JEP 252: Use CLDR Locale Data by Default
Author | Naoto Sato & Alex Buckley |
Owner | Naoto Sato |
Type | Feature |
Scope | JDK |
Status | Closed / Delivered |
Release | 9 |
Component | core-libs / java.util:i18n |
Discussion | i18n dash dev at openjdk dot java dot net |
Effort | M |
Duration | M |
Reviewed by | Alan Bateman, Brian Goetz, Mark Reinhold |
Endorsed by | Brian Goetz |
Created | 2014/05/20 17:14 |
Updated | 2024/06/25 15:14 |
Issue | 8043554 |
Summary
Use the locale data in the Common Locale Data Repository (CLDR) to format dates, times, currencies, languages, countries, and time zones in the standard Java APIs. CLDR, which is maintained by the Unicode Consortium, provides locale data of higher quality than the legacy data in JDK 8. Locale-sensitive applications may be affected by the switch to CLDR locale data, and, in the future, by revisions of the CLDR locale data.
History
The original text of this JEP, written in 2014 for JDK 9, did not provide adequate guidance to developers. We rewrote it in 2024 to add such guidance and to include information about JDK 21 and JDK 23.
Goals
-
Support industry standards for localization in the Java Platform, on an ongoing basis.
-
Ensure that locale-sensitive Java APIs can work with contemporary internationalized data, such as the names of countries and time zones.
-
Provide a migration path for applications that cannot immediately work with CLDR locale data.
Non-Goals
-
It is not a goal to make every localized application work unchanged on JDK 9.
-
It is not a goal to remove the JDK's legacy locale data in JDK 9.
-
It is not a goal to mandate use of the same CLDR locale data by all implementations of the Java Platform.
Motivation
The Java Platform offers APIs that help to localize Java programs, i.e., adapt them to different languages and countries. The APIs, principally in the java.text
and java.util
packages, are locale-sensitive: They depend upon a Locale
that tailors an operation to a specific language, country, calendar system, and other cultural norms. Each locale is associated with locale data that describes how dates, times, currencies, languages, countries, and time zones are presented. In the example below, words such as "Thursday" and "March", as well as the pattern "EEEE, MMMM, d, y", come from the locale data for Locale.US
, while "木曜日" and the pattern "y年M月d日EEEE" come from the locale data for Locale.JAPAN
:
jshell> Date today = new Date();
today ==> Thu Mar 14 09:49:43 PDT 2024
jshell> import java.text.*;
jshell> DateFormat.getDateInstance(DateFormat.FULL, Locale.US).format(today);
$2 ==> "Thursday, March 14, 2024"
jshell> DateFormat.getDateInstance(DateFormat.FULL, Locale.JAPAN).format(today);
$3 ==> "2024年3月14日木曜日"
JDK 8 contains locale data for about 160 locales, originally created in the 1990s by Sun Microsystems and its industry partners. While cutting edge for its time, this locale data has various problems:
-
Locale data, like time zone data, is inherently tied to constantly-evolving international standards such as the ISO list of country names. Keeping the JDK's locale data in sync with these standards is time consuming.
-
Locale data needs to be extensible in order to support new date and time formats, new currencies, new time zones, and so forth. The JDK's locale data is not extensible, so supporting, e.g., a new date format that consists of a month and a year, requires costly changes to the Java API.
-
Most platforms developed in the 1990s started with essentially the same locale data as the JDK, but over time the maintainers of each platform fixed and enhanced their locale data in different ways. For example, the JDK added its own abbreviations for the names of some time zones. Such idiosyncratic changes can cause problems when information is exchanged between localized applications on different platforms.

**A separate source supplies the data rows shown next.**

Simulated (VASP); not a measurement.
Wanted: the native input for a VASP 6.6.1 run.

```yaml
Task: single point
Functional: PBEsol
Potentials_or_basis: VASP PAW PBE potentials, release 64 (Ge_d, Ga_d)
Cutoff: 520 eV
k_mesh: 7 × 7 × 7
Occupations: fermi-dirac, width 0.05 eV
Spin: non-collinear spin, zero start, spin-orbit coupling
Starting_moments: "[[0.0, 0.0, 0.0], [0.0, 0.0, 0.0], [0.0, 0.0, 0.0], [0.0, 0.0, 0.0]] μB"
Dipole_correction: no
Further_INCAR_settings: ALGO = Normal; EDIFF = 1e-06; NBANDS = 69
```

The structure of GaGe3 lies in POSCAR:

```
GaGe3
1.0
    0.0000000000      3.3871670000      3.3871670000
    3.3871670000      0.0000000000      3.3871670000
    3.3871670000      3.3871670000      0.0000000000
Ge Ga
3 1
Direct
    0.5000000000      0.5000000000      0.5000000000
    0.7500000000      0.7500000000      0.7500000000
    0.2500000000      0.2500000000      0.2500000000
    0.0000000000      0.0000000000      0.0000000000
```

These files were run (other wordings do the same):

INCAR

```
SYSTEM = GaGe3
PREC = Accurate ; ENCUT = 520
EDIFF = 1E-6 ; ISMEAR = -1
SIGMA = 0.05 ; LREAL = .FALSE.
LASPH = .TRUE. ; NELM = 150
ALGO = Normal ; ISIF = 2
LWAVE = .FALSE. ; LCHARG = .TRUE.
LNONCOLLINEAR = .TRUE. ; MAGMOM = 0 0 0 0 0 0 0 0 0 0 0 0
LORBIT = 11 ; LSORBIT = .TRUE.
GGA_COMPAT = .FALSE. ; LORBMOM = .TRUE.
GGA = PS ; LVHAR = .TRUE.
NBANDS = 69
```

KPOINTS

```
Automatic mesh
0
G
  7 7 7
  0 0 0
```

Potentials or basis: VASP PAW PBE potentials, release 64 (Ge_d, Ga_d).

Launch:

The Unicode Consortium created the Common Locale Data Repository (CLDR) in 2003 to address quality and extensibility issues with locale data. CLDR contains locale data for over 500 locales. It is released every six months, to stay in sync with regional and cultural developments, and changes to its content are managed through a formal public process. Locale data is described with a domain-specific markup language, LDML, which ensures that CLDR is well structured and extensible. As a result, CLDR has been adopted by all major operating systems.
JDK 8 was the first Java release to contain CLDR locale data as well as the legacy locale data from the 1990s, though it used the legacy data by default. Given the high quality and widespread adoption of CLDR, the entire Java ecosystem would benefit if JDK 9 switched to using CLDR locale data by default. It is neither realistic nor advantageous for the JDK to keep using its own legacy locale data when CLDR exists as a superior alternative. JDK 9 and later releases will continue to contain the legacy locale data in order to ease migration for localized applications.
Description
In JDK 8 and later, there are two built-in providers of locale data: JRE
, which provides the legacy locale data from the 1990s, and CLDR
, which provides the CLDR locale data from the Unicode Consortium.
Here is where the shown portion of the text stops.